With seemingly every trending topic on Twitter being about Justin Bieber, I can only assume that millions and millions of kids have access to the internet, a smart phone or some medium to be able to watch this movie online instead of going to the theaters and paying their allowance money to get educated. According to bulliyingngstatistics.org, "over half of adolescents and teens have been bullied online, and about the same number have engaged in cyber bullying." What better way to address cyber bullying than releasing it directly to cyberspace? Kids are already making anecdotal YouTube videos of their stories of being bullied by holding up post it notes or signs describing their experiences. Just search "Bullying Stories" and see what comes up.

Look at what KONY 2012 did. Regardless of the campaign or naked founder, it brought an unprecedented amount of awareness to an issue and person most kids haven't heard of and didn't care about before watching that 30-minute video. Look at what the tragic case of Trayvon Martin is doing. Kids, from around the world, are posting pictures of themselves in hoodies, or with skittles and iced tea, in support of the young man who lost his life. Pre-teens and teenagers have the ability to get behind a cause thanks to new media and are doing so with fervor and passion.

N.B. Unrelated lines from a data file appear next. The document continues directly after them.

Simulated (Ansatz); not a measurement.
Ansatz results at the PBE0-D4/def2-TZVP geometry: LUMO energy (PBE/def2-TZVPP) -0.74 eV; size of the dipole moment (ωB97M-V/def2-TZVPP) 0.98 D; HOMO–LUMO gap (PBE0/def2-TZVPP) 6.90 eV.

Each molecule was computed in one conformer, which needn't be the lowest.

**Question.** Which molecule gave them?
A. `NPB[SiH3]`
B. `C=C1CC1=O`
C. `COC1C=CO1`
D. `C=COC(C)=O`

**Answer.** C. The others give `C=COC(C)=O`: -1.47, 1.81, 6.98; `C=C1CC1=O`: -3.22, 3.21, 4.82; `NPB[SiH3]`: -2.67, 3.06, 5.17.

I signed Butler's petition because I believe that Bully should be rated PG-13 to maximize awareness for the anti-bullying movement. But I don't buy into that a mere regression of ratings is going to single-handedly have that huge of an effect. The Bully debates is a good way of exposing the hypocrisy of the MPAA, but let's not forget, the Weinstein Company is expecting to make money off of this film, and a PG-13 rating would assuredly make them a few more bucks. (Another solution would be allowing children with a school I.D. free admission.)

What would make a bigger of an impact; putting Bully in select theaters across the nation with a price tag, or allowing it to be simultaneously released across every digital platform for free?